The time is early evening, the scene is a TGV leaving Lyons for Paris. A prosperous-looking business man calls his wife on his mobile phone. "Sorry, cherie," he announces to the whole carriage. "The meeting is running late. I have to stay in Lyons tonight."

A minute later he dials a different number. "Cherie?" he says, equally loudly. "Everything is fixed. My wife thinks I am in Lyons. I will meet you tonight at (such and such a restaurant)..."

The anecdote, recounted recently in a French magazine, proves that the mobile phone is adaptable to any culture. For a long time, it seemed, that France would resist the global temptation to be permanently in touch with the rest of the world. But the country is now falling for the mobile in a big way: there were 862,000 new subscriptions last month alone, many of them Christmas presents. The phone operating companies forecast that the number of users will double by the end of this year to 10,000,000.

Atrocity stories abound. One of the most terrifying sights in Paris is to see cars hurtling into the automotive jacuzzi at the Etoile while their drivers chat on the phone. A university professor complained recently that he had been interrupted 37 times by mobile beeps during an hour-long lecture. Charles Aznavour broke off in mid-song at a concert at the Olympia in November to plead with a member of the audience to answer his phone.

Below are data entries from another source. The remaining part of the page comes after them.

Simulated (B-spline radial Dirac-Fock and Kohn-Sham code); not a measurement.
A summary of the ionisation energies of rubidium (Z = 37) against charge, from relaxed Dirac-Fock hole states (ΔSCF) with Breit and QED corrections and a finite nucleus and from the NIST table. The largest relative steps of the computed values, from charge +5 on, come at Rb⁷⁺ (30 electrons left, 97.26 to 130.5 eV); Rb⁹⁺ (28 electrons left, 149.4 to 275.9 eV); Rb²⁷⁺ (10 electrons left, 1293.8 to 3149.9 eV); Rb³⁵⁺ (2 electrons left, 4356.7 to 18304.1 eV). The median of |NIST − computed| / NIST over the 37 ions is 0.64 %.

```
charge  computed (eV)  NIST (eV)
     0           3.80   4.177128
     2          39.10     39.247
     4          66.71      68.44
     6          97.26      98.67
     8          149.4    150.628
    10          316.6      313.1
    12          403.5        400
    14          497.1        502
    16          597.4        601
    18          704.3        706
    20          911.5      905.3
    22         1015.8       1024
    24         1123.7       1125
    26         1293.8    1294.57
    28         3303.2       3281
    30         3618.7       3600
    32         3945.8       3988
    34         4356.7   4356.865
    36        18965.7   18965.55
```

A number of fashionable Parisian restaurants, notably the Brasserie Lipp at St Germain des Pres, have banned mobiles completely. At another restaurant, the Floralie, near the Bourse, the proprietor has resorted to blowing a whistle when the sound of the beeping, and the disembodied conversations, becomes unbearable. At Chez Bibi, also close to the Bourse, the proprietor received a call from a man sitting at one of his tables, complaining that he was still waiting for his food.

An opinion poll for the newspaper Le Parisien has revealed that a majority of French people would like to see a ban on the use of mobile phones in public places, similar to the existing law restricting smoking. Of those polled, 87 per cent wanted the mobile to be banned in theatres and cinemas, 81 per cent in restaurants, 74 per cent at sporting events, 66 per cent in public transport and 64 per cent in cars.

Curiously, the belated conversion of the French to the mobile phone - there are still only half as many in circulation as in Britain, a quarter of the density in the Scandinavian countries - is a case of history repeating itself. Until the early 1980s, France had the lowest proportion of fixed phones of any developed country. This was a case of the French love of conversation struggling against the French worship of privacy. Only 75 per cent of households had a phone in 1983; the figure has now risen to 94 per cent.

The resistance to the mobile has been dissolved more rapidly, partly because of a price-war between operators which has brought the cost crashing down. Early legislation to curb the mobile seems unlikely. If France follows the pattern of other countries, behaviour should improve once the first flush of novelty wears away.